Another cycle begins at Naksansa
Sad news that the important Buddhist temple of Naksansa on the west coast of Korea was razed to the ground in a forest fire yesterday. The temple dates back to the Silla dynasty (?-935AD) and the greatest loss seems to have been its fifteenth century bronze bell. The BBC has a good picture gallery. The story has also been well blogged (Oranckay, Hunjangûi Karûch'im) particularly by Gangwon Notes, which has an excellent eyewitness report with lots of pictures. Oh My News is, of course, also on the case with good reportage and pictures.
The bell pavilion (?) at Naksansa burns
A monk stands beside the remains of the ritual hall
The irony of this story is that the fire occurred on Korea's annual Tree-planting Day (식목날) or Arbor Day if you want to Americanise. Hankyoreh even has an editorial on the subject, suggesting that perhaps the day should be changed to a time of year when the risk of fire is not so great - people have suggested that it's currently possible that more trees are lost on April 5 than are actually planted.

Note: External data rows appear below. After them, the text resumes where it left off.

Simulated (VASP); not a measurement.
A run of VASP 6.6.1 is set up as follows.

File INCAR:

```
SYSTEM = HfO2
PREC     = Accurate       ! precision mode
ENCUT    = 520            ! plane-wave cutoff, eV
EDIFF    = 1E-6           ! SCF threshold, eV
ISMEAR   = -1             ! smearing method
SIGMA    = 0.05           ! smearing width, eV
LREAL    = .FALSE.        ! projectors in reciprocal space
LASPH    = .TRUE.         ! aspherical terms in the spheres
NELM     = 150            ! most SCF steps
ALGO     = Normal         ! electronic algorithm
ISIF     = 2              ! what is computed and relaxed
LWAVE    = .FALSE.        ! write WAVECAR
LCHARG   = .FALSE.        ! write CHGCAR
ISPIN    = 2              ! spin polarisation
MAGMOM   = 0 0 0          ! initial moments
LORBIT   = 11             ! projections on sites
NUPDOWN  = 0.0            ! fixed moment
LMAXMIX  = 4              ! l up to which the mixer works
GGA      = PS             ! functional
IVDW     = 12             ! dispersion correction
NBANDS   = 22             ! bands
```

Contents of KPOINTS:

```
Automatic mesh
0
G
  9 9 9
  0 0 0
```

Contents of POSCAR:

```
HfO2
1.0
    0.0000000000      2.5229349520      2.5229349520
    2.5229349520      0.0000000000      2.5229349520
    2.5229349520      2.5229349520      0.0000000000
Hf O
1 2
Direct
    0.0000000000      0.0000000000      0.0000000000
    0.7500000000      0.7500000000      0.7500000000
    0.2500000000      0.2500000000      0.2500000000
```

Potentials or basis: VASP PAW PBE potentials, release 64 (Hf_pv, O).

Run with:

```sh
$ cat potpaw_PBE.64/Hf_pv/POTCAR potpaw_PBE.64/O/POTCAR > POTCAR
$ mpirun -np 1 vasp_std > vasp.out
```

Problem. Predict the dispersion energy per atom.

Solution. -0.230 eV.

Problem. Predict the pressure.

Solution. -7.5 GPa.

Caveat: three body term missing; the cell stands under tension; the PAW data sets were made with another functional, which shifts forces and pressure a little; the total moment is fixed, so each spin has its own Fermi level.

From an historical point of view I find our reactions to this sort of disaster interesting. The BBC notes that the temple was 1,300 years old and I've mentioned above that it dated from the Silla period. Of course, this is all true in one sense, but I doubt there was anything at the site that actually dated from 1,300 years ago apart from the stone pagoda, which funnily enough, is still standing. As this article in the Korea Times points out, the current Naksan Temple was in fact built in the 1950s after it was destroyed in the Korean War (along with much of Korea's physical heritage). The fact is that the repeated razing of buildings was a feature of all societies before the modern era and this was particularly true of East Asia, where wooden buildings predominated. Look at the record of Naksansa outlined in the KT:
So the temple has burned down at least twice before and had been reconstructed on numerous occasions. We also know from historical records that the centre of Seoul burned down every few decades during the Chosôn dynasty and the history of Edo (premodern Tokyo) is no different. My experience of visiting Buddhist temples around Korea is that you soon have to discard the conception that the absolute age of the buildings standing in front of you is what matters - a great many have been reconstructed in the last 50 years, or at most in the last couple of hundred years. Rather, the important thing is the (still living) tradition that they represent and the fact that their repeated destruction and reconstruction is an integral part of their history.
The temple was earlier destroyed by fire during the Mongolian invasion of the 13th century.
During the Choson period (1392-1910) the temple was repeatedly reconstructed and expanded by royal order in 1467, 1469, 1631 and 1643.The present facilities were constructed in 1953 after the buildings were again destroyed during the 1950-53 Korean War.